Francis "Two Gun" Crowley
"Give My Love to My Mother!"
The era between 1920 and 1940 was the pinnacle of capital punishment in America. At Sing Sing in 1932, 20 men went to their deaths in the electric chair. The following year, 18 men suffered the same fate. From the time Crowley arrived at the prison in June 1931 until his execution in January 1932, he watched thirteen prisoners walk the "last mile". He became well acquainted with the procedures used on Death Row and sometimes conversed with other prisoners who were waiting for their own executions. He told them what to expect and described in detail what would happen in the death chamber. On December 10, 1931, "Fat" Duringer said his own goodbyes as he stepped into the death chamber for the murder of Virginia Brannen.
"There goes a great guy, a square shooter and my pal!" said Crowley as the big man shuffled down the hall. Robert G. Elliot, Sing Sing's famed executioner, kept a diary of every execution he performed. Under the entry for Rudolph Duringer #172, Elliot wrote: "'Big Rudy' The largest man to be put to death in the chair at Sing Sing ... He hung his head as he entered the chamber but he did not falter."
As the date for his own death grew near, Crowley grew melancholy and for a time, dropped the bravado for which he was famous. He began to draw pictures of bridges and skyscrapers in New York City and constructed miniature models of buildings. "He showed an aptitude for drawing," said Lawes in his book, Twenty Thousand Years in Sing Sing, "and his sketch of the death house was quite accurate and comprehensive." Most of his time was spent in his cell, alone with books and his drawings. "During his last six-months in the death house, he was perfectly happy by himself," wrote Lawes. When he was with other inmates, however, Crowley reverted back to the "Two Gun" character that was expected of him. "Left to himself, he was a well-behaved, somewhat studious and altogether likeable boy," said Lawes, who sent the killer a quart of ice cream shortly before his date with death.
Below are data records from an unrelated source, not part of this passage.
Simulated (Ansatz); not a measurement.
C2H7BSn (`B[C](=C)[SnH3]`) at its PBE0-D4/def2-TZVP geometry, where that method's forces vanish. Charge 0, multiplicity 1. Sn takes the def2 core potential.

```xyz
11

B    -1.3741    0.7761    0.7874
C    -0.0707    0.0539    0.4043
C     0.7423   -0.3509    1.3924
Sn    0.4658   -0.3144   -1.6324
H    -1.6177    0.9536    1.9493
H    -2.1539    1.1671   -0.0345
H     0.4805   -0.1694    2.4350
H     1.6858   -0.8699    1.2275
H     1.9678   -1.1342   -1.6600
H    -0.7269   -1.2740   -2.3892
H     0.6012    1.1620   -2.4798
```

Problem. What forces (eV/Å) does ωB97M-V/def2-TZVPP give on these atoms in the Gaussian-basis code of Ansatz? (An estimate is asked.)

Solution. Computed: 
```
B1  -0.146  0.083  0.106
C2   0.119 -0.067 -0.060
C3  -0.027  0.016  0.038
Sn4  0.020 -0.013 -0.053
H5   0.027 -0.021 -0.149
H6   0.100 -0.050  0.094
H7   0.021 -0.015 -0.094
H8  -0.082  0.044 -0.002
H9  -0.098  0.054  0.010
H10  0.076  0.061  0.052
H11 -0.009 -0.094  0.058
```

Meanwhile, Helen Walsh waited to see her former boyfriend for weeks on end. She came to Sing Sing on many occasions but was turned down time after time. Crowley refused to see or speak with her. "She's out!" he told the press, "She's going around with a cop! I won't look at her!"
On January 21, 1932, at 11 p.m., Crowley was led from his cell and escorted to the death chamber. Holding a 15-inch crucifix given to him by Father McCaffrey, the prison chaplain, Crowley held his nerve. He sat down in the electric chair as nervous guards attached the restraints.
"I don't think the lower one is tight enough, P.K.," he said to the principal keeper. Crowley recognized one of the officers as someone he knew from Ossining. "Okay, Sarge!" he called to the man. "Hello, Crowley," replied Sergeant John Lyons who commanded the work detail. A black leather mask was then pulled down over Crowley's face.
"My last wish is to send my love to my mother," he said in a muffled voice. Seconds later, the switch was turned and Crowley was hit with 2,000 volts of electricity. Under the entry for Francis Crowley #178, Robert Elliot described "Two Gun's" last moments: "Hard boiled to within short time before final date ... He entered the chamber with a forced smile asked for his mother and thanked Warden ... His was a case of a bad boy looking for adventure." Outside the prison, Anna Crowley, Helen Walsh and other family members were distraught and had to be carried from the scene. "Two Gun" Crowley was later buried at Calvary Cemetery in New York City.
The Daily News called him "midget Frank Crowley" and "the 19 year old pigmy killer." Another story described him as "the diminutive little killer" and "a half-pint moron!" Even The New York Times couldn't resist calling Crowley "the puny killer" and pointed out to its readers more than once that he was "undersized, under-chinned, under-witted." And his ex-girlfriend Vera Dunn once said, "That guy would kill his own mother!" But it was New York City Police Commissioner Mulrooney who had the final word. After "Two Gun's" execution, he told reporters: "He was a fake bad man with the soul of a rat!"